I think I share in the same light with other women today when I say that I am scared and very much concerned.

I am scared that my family might wake up one day not knowing where I am.

I am scared that my loved ones might receive a text message demanding for some ransom or, even worse, wake up to a social media post with the tagline: “an unidentified woman”.

I am scared.

Not your usual Tamaduni article, but we must talk about this ill 'culture' that is robbing us of humanity. 

What happened to being safe around people we know and trust? What happened to having a safe environment?

What does being safe mean anymore?

To this day, I always entrust myself, entirely, to keep me safe and secure. I stopped relying on people around me for safety and security.

I have fully bestowed unto myself this responsibility but with a lot of alertness and wit, and also trained myself to avoid incidents where I find myself not knowing what to do. 

I have had experiences before where the people who were around me at a certain moment and who I had chosen to trust, attempted to take advantage of the situation.

Sometimes I might be just seated down and get triggered about those incidents, the scenes keep replaying, and then I start asking myself, what if this or that happened? What if I did this or that?

It is so alarming to see so many femicide incidents making the headlines and almost every other day, it is a new story. Whether the victim knew the perpetrator or not, there is always a new story.

We often see cases of women getting killed, and the incidents mostly revolve around relationships, money, sex and men. And online, the victim is torn apart bit by bit with very bitter comments of how she should have had or used her own money, or she should have avoided walking alone in the dark, to even that she deserved what she got and “hivi venye mnaongea ovyo ovyo ndio inafanya muuliwe.”

“Men just have the mentality of getting what they want and if not, then they need to punish the other person,” a male friend said.

Which begged me to think, what kind of culture is this that is being adopted by men? When did men start feeling the need, and as if they have a right to kill someone? Where is all the entitlement coming from?

What happened to “no means no?”

I remember having a chat last week with some of my girlfriends, and a major concern is how we, women, have all been turned into walking targets and that at any point and time you refuse an advance, that might be the last time any one of us sees the other person.

“I think from today, if any man stops me to ask for my number, I will gladly give it to them and then delete and block them later on,” one friend said in the group chat.

“You know, you might decide to ignore or bluntly say no and the man might pull out a gun or a hacksaw or even an axe and hit you just because you refused to give them the number. I would not want to take chances with my life.

“But you can just say no, kwani what is the worst that can happen? Kwani how do men handle rejection? Kataa na uendelee kutembea,” someone  commented.
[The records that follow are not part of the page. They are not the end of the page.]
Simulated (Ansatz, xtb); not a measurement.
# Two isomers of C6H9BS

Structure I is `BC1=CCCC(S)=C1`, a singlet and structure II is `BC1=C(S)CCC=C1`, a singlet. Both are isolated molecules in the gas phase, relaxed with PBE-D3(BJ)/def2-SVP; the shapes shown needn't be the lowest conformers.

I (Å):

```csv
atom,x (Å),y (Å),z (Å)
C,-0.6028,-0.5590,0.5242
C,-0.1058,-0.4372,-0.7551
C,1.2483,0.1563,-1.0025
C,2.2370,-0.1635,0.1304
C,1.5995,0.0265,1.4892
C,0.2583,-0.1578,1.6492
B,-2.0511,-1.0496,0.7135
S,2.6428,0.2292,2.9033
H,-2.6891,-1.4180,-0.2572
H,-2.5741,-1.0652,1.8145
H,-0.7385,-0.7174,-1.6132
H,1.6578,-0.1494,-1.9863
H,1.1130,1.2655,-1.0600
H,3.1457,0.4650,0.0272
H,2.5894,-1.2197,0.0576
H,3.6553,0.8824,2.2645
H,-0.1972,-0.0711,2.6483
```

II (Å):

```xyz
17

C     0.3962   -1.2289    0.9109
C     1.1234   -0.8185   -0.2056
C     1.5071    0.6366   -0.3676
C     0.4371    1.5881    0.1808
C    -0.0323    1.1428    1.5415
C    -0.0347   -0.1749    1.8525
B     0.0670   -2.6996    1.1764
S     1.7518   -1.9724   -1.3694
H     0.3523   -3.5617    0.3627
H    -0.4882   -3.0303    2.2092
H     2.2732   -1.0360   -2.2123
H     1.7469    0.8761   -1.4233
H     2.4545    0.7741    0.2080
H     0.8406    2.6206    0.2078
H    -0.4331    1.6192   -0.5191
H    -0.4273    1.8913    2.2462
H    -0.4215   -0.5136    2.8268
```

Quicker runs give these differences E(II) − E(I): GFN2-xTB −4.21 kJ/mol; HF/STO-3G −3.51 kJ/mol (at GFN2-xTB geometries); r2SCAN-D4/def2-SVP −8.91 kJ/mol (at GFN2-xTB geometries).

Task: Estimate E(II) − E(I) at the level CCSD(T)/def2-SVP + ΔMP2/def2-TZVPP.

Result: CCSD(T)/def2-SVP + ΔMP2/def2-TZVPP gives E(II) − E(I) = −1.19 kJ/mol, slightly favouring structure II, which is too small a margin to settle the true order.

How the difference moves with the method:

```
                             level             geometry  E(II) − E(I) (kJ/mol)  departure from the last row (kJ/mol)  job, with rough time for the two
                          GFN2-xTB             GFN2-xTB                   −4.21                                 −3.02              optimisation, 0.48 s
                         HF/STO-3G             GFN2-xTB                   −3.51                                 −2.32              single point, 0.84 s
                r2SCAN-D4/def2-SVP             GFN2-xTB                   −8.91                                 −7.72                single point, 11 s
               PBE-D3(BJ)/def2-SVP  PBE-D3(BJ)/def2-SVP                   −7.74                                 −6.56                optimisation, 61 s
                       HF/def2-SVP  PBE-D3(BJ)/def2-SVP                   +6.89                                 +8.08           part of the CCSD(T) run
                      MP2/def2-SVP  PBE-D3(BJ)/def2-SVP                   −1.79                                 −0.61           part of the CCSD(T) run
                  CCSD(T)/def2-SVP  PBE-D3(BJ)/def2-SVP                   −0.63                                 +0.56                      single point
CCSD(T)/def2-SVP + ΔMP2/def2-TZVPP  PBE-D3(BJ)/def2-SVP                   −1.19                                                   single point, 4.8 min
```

“You can never be too sure because things are different today. One wrong move and you are gone,” another said.

As I walk around every day, I have to constantly be on high alert of my surroundings and note who is there, who has been following me and even who says or does anything.

I am worried the catcalling can turn violent and regardless of whether I know the man or not, I might be a statistic. Even with the extra caution, I am never too sure.

It is also sad to see a lot of victim-blaming online once a story breaks like in the instance of the recent social media engagement around prostitution and escorts.

As a man when you engage in those extracurricular activities, you definitely are aware of what goes on, so where does the rage come from when you feel dissatisfied with what transpired, and why feel the need to take someone’s life?

Everybody’s life matters and things definitely need to change.

We must do something to do away with this ill culture that is fast eating into our society, and in Mike Muchiri’s words, we first have to collectively accept that femicide is a problem.

Perhaps, let it start with our children.

We might even do as much with our pre-teens and teens, but the efforts must be intentional.